The field day simulates a major disaster or emergency, when ham radio operators go to remote locations to provide communications when phones and computers fail.

“You look around and you think to yourself well here’s a rag tag bunch of guys,” d’Eon said. “Yeah, we’re all hobbyists, but at the end of the day there’s decades and decades of experience in the people here who understand how to get a message form Point A to Point B.”

It was another Alberta emergency that got Cory Martin, who had a CB radio as a youth, to become a ham radio operator.

Martin, who is blind, was working for AMA Insurance when a wildfire ravaged Fort McMurray.

“I found out how devastating it was,” Martin said. “We couldn’t reach some clients. The phones didn’t always work.”

“That kind of put me back onto the idea that if there’s ever an emergency, as a blind person, what use am I to anyone? So I got into this.”

“I always kind of wanted to get a ham radio licence and of course now the technology is better. I can control all of this with a computer and it’s all accessible to me.”

Martin contacted the Southern Alberta Amateur Radio Club in 2017, took a course and got his ham radio licence. He’s now the club president.

In addition to providing service to others in an emergency, hams derive much pleasure from their hobby.

“There’s an allure to it,” Martin said. “It’s almost like going fishing. You don’t know what you’re going to get, you don’t know who you’re going to talk to.”

The hobby also appeals to people who like gear and electronics. You can buy a basic radio but the sky is the limit to expanding.

Southern Alberta Amateur Radio Club director Gary Wheeler said as many as 50 ham radio operators could visit the campground over the weekend.
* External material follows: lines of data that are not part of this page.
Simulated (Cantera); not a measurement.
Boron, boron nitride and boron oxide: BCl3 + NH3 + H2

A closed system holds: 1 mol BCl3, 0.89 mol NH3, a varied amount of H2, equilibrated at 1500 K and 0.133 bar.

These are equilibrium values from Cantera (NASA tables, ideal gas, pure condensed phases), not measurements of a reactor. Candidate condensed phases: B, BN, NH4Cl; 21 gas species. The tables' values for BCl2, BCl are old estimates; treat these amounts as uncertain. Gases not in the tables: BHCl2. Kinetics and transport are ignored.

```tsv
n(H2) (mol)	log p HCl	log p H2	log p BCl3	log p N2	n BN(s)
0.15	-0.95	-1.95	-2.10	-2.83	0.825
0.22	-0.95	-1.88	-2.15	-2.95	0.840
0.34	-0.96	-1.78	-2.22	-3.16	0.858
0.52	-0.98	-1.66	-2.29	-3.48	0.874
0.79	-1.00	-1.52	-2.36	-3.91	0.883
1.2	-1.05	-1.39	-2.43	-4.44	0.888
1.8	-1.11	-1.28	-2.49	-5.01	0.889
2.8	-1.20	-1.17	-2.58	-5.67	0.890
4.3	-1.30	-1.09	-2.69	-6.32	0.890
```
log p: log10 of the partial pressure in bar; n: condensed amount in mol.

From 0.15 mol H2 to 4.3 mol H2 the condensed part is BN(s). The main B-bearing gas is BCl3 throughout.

Gary Wheeler’s mobile ham radio centre in the cab of his pickup.

Hams come from all walks of life. d’Eon is an IT senior project manager and other listed such professions as welder, salesman, farmer and engineer. Wheeler knows a doctor who is a ham.

Twelve hams were camping at Lions Campground, an increase from four last year at Milk River.

The field day, which included a tailgate flea market, pizza party and pancake breakfast, also marked the 100th anniversary of field day.

Wheeler said field day is a chance for the public to talk to ham radio operators and learn more about the craft.

Some people are immediately hooked.

“Hopefully this year we add another ham,” Wheeler said.